Reputation: 89
This is structure of my s3 bucket
Bucket 1
Company A
File A-02/01/20
File A-01/01/20
File B-02/01/20
File B-01/01/20
Company B
File A-02/01/20
File A-01/01/20
I am trying to go to Bucket 1 >> navigate to company A FOLDER and find the latest version of File A and print the modified date, I wanted to do repeat the same steps for File B and then Company B Folder/File A. I am new to S3 and Boto3 so still learning. This is what my code is so far
import boto3
from datetime import datetime, timezone
today = datetime.now(timezone.utc)
s3 = boto3.client('s3', region_name='us-east-1')
objects = s3.list_objects(Bucket='Bucket 1',Prefix = 'Company A'+'/File')

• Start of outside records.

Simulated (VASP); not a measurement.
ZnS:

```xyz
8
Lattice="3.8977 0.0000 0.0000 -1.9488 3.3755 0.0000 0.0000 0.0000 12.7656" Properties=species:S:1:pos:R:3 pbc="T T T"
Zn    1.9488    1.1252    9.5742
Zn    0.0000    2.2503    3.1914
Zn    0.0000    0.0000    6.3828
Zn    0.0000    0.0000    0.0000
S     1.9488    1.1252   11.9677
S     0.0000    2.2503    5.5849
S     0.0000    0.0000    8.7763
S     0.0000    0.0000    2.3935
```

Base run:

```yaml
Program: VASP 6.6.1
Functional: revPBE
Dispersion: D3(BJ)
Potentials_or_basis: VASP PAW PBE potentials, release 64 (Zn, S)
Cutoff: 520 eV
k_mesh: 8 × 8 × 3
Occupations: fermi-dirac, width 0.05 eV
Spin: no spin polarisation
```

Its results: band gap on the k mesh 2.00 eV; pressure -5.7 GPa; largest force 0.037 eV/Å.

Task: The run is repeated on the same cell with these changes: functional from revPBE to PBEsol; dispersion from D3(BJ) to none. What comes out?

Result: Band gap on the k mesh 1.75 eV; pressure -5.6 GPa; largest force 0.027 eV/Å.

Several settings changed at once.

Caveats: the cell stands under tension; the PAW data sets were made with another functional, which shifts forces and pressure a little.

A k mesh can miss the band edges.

for o in objects["Contents"]:
if o["LastModified"] != today:
print(o["Key"] +" "+ str(o["LastModified"]))
This prints out the following:
File A_2019-10-28.csv 2019-11-11 18:31:17+00:00
File A_2020-01-14.csv 2020-01-14 21:17:46+00:00
File A_2020-01-28.csv 2020-01-29 19:19:58+00:00
But all I want is check File A_2020-01-28.csv and print if !=today, the same with File B
Upvotes: 3
Views: 16886
Reputation: 1300
Assuming that "File A" will always have a date at the end, you could use the 'A' part in the Prefix search. One thing to keep in mind with S3 is that there is no such thing as folders. That is something you imply by using '/' in they key name. S3 just works on Buckets/Keys.
The latest version of that file would be the the version that has the newest last_modified
field. One approach is to sort the object list (of "A" files) on that attribute:
import boto3
from operator import attrgetter
s3 = boto3.client('s3', region_name='us-east-1')
objs = s3.Bucket('Bucket 1').objects.filter(Prefix='Company A/File A')
# sort the objects based on 'obj.last_modified'
sorted_objs = sorted(objs, key=attrgetter('last_modified'))
# The latest version of the file (the last one in the list)
latest = sorted_objs.pop()
As an example: I created foo1.txt, foo2.txt, foo3.txt in order. Then foo10.txt, foo5.txt. foo5.txt is my latest "foo" file.
>>> b.upload_file('/var/tmp/foo.txt','foo10.txt')
>>> b.upload_file('/var/tmp/foo.txt','foo5.txt')
>>> [i.key for i in b.objects.all()] ## no ordering
['foo.txt', 'foo10.txt', 'foo2.txt', 'foo3.txt', 'foo5.txt']
>>> f2 = sorted(b.objects.all(), key=attrgetter('last_modified'))
>>> f2
[s3.ObjectSummary(bucket_name='foobar', key='foo.txt'), s3.ObjectSummary(bucket_name='foobar', key='foo2.txt'), s3.ObjectSummary(bucket_name='foobar', key='foo3.txt'), s3.ObjectSummary(bucket_name='foobar', key='foo10.txt'), s3.ObjectSummary(bucket_name='foobar', key='foo5.txt')]
>>> f2.pop()
s3.ObjectSummary(bucket_name='foobar', key='foo5.txt')
For more details on Python sorting see: https://wiki.python.org/moin/HowTo/Sorting
Upvotes: 3
Reputation: 10097
Almost there, however the if
statement compares 2 different datetime
objects which contain date AND time - the time will differ. If you are after the dates only then change the if
to:
if o["LastModified"].date() != today.date():
Works on Python 3.6.9.
Upvotes: 2